Gone are the days when hiring meant just recruiting accounting majors. In 2025, firms must embrace new mindsets: accounting is a teachable skill, while analytics and financial fluency are increasingly vital. With new CPA licensure pathways reducing educational barriers, this is your moment to diversify your talent pipeline and find high-potential hires in unexpected places.
Note: If you missed our recent article, “The Future Accountant: Solving the Talent Shortage with Smarter Strategy,” it provides valuable context on how licensure changes and pipeline trends are reshaping the profession.

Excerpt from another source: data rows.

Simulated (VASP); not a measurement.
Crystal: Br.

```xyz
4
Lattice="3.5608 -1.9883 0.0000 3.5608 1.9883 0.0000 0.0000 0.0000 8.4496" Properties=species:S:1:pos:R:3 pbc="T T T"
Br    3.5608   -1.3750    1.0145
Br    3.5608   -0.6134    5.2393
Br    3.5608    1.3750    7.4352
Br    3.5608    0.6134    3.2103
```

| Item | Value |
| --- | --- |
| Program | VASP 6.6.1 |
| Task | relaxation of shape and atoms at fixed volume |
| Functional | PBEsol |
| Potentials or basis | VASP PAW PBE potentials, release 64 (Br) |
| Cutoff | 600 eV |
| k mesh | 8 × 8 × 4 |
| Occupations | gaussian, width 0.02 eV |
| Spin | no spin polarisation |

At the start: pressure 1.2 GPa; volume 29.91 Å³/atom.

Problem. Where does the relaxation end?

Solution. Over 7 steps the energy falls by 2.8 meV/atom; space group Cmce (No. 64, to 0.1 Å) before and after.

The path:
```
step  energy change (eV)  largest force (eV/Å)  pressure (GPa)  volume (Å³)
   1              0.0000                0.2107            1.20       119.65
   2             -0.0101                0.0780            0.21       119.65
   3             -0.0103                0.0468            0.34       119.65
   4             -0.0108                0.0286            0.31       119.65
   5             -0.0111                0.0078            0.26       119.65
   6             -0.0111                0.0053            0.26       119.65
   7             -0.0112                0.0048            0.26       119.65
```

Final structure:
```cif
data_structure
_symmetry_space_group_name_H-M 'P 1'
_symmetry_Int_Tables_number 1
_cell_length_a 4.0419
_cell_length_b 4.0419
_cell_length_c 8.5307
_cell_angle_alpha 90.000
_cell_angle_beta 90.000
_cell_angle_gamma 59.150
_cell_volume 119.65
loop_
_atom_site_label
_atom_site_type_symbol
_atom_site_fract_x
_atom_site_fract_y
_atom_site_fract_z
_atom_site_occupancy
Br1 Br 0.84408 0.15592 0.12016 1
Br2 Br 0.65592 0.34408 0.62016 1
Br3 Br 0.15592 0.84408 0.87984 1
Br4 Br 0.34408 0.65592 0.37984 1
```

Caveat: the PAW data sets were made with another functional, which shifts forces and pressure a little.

For decades, the formula was simple: hire accounting majors, help them become CPAs, and funnel them into client work. But the profession’s demands have shifted. Today, firms need hires who are just as comfortable analyzing complex data sets as they are reconciling accounts. That’s why forward-looking firms are opening their pipelines to finance and data analytics graduates.
AICPA polling shows firms now prioritize data analytics, problem-solving, and communication skills as much as, or even more than, traditional technical knowledge. These skills aren’t always taught in accounting programs, but they’re core to finance and analytics degrees. The result? Candidates with stronger strategic thinking, data fluency, and adaptability, ready to thrive in modern firms.
Historically, the 150-credit requirement created a costly, time-consuming barrier to entry. But in 2025, change is here. In May, AICPA and NASBA approved an alternative licensure path: candidates can qualify with a bachelor’s degree, two years of supervised experience, and successful completion of the CPA Exam.
The result: aspiring CPAs no longer need to commit to expensive graduate programs. Instead, they can gain experience in firms while progressing toward licensure. In 2025, the adoption of this model has accelerated nationwide, with more than 40 states passing or advancing reform. Only a handful of states remain holdouts.
For CPA firms, this means more flexibility in recruiting. Finance or analytics graduates who once dismissed accounting due to the 150-hour rule now have a viable, accessible path into the profession—if firms create the right opportunities and support systems.
For a deeper dive into which states have acted and what it means for firms, see our recent article: CPA Licensure Changes and Accounting Firm Growth Strategies.
Hiring beyond accounting majors isn’t just about filling positions; it’s about transforming what your firm can deliver. Graduates trained in finance or data analytics often arrive with advanced technical and analytical skills that firms can immediately leverage:
These hires expand what’s possible, allowing firms to deliver new value to clients and strengthen their advisory edge.
The old formula: accounting major → CPA track → compliance work, no longer suffices. In 2025, accounting knowledge can be taught, but data fluency, strategic thinking, and adaptability are harder to cultivate. By embracing finance and analytics graduates, and leveraging new licensure pathways, CPA firms can diversify their pipelines, fuel innovation, and future-proof their talent strategies.
For additional context on how licensure reforms are reshaping pipelines across the profession, see our companion piece: The Future Accountant: Solving the Talent Shortage with Smarter Strategy.
Recruiting differently requires more than open job postings; it demands a strategic approach to talent, branding, and growth. Hollinden helps accounting and advisory firms rethink their hiring strategies, communicate their value to nontraditional candidates, and design pathways that keep top talent engaged.
Let’s start the conversation. Contact us today to explore how Hollinden can help your firm attract, retain, and elevate the next generation of accountants.
Analytics and finance graduates often bring strong skills in data modeling, forecasting, technological fluency, and strategic thinking—capabilities increasingly in demand for advisory and automation work in firms. Meanwhile, accounting knowledge can be taught through structured programs. This makes such graduates high-potential hires.
In 2025, AICPA and NASBA approved an alternative CPA path: candidates can become licensed with a bachelor’s degree (+ accounting concentration), two years of supervised work experience, and CPA Exam passage, no 150-credit rule required. States are rapidly adopting this reform, expanding the candidate pool.
Firms should broaden their recruiting efforts to include graduates from finance, economics, and analytics programs, while also establishing structured programs that guide non-accounting hires through the licensure process. At the same time, firms need to refresh their employer branding to emphasize flexibility, innovation, and growth opportunities that appeal to today’s candidates. Finally, staying informed about licensure reform across states ensures that recruiting strategies remain aligned with compliance requirements.